Using SharePoint search in an ASP.NET application with noise filtering

In this post, I'll detail the steps & code used to get this working. I used this method to add search capabilities to a site implemented with MCMS 2002.

By Last Updated: July 15, 2004 7 minutes read

Most content site owners want to be able to search the content in their sites. If you have access to MicrosoftSharePoint Portal Server 2003 (SPS 2003), you can use the advanced searching features to create a index of your site. The index is exposed via the SharePoint Query Service web service by submitting a specially crafted XML query to the service (this part, the syntax of the query, gave me the most trouble).

In this article, I’ll detail the steps and include some of the code used to get this working. I used this method to add search capabilities to a site implemented with Microsoft Content Server 2002. There are quite a few steps involved in implementing this process:

  1. Create a content index in SharePoint
  2. Create a content source in SharePoint
  3. Build a search submission page
  4. Implement pre-search logic (such as removing noise words from keyword searches)
  5. Compose logic to craft the search query
  6. Submit the query
  7. Render the dataset returned to present the results

Create a content index in SharePoint

Go into the SharePoint Portal’s Site Settings and click Configure Search and Indexing. Now click the Add Content Index. The name you give the index is what you’ll use in the query.

Create a content source in SharePoint

Now that an index is created, you’ll need a content source to store the index of the website. Go back to the Configure Search and Indexing page and click Add content source. Select the name of the content index you created above, specify it’s a website, and hit next. Now, enter the URL of the site, a short description, the crawl configuration you desire, and select the source group you specified when you created the content index.

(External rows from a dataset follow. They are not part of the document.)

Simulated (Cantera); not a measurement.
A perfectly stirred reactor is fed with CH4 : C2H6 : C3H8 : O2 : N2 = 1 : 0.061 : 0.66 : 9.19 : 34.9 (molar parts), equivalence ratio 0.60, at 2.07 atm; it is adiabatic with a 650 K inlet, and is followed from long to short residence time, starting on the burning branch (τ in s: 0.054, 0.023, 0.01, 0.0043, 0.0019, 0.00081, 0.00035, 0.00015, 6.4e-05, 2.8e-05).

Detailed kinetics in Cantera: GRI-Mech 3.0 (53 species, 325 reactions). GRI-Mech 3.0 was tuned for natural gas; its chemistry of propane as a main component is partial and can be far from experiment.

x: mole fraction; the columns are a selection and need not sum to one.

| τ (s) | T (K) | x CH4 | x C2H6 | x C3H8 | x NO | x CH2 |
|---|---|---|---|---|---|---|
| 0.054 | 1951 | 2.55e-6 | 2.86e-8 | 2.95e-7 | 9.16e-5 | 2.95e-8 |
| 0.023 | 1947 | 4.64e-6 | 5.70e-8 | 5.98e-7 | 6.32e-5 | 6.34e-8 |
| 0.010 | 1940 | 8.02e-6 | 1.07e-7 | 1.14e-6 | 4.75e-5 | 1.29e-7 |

Now that’s finished, execute a full update of the website so SharePoint will start crawling and have it’s index populated by the time we’re ready to fire the search off.

Build a search submission page

Nothing fancy here, just a ASP.NET page with an input box for keywords and a submit button. I added some advanced searches that I use to further filter my search.

For example, in a MCMS 2002 site, you can have your url based off the site channel hierarchy. I used that information to filter products, services, news releases, or hit results from specific divisions. That’s something you need to determine based on your needs.

Add a web reference to your ASP.NET project pointing to the SharePoint Query Service. It can be found in the /_vti_bin/search.asmx off the root of the portal’s website.

Implement Pre-Search Logic

Wire up the click event to fire off some logic to trigger the search. Before crafting the XML query, you might want (I did) to clean out any noise files from the keywords submitted. This is actually a lot easier than you think. I took the english noise file from SharePoint (C:\Program Files\SharePoint Portal Server\DATA\Config\noiseeng.txt), modified it so every single word or letter (whatever made up a word) would be listed on a separate line. Then, I loaded the list of noise words into a ADO.NET datatable (one column… one record per word) and added it to the ASP.NET cache with a dependency on the noise file.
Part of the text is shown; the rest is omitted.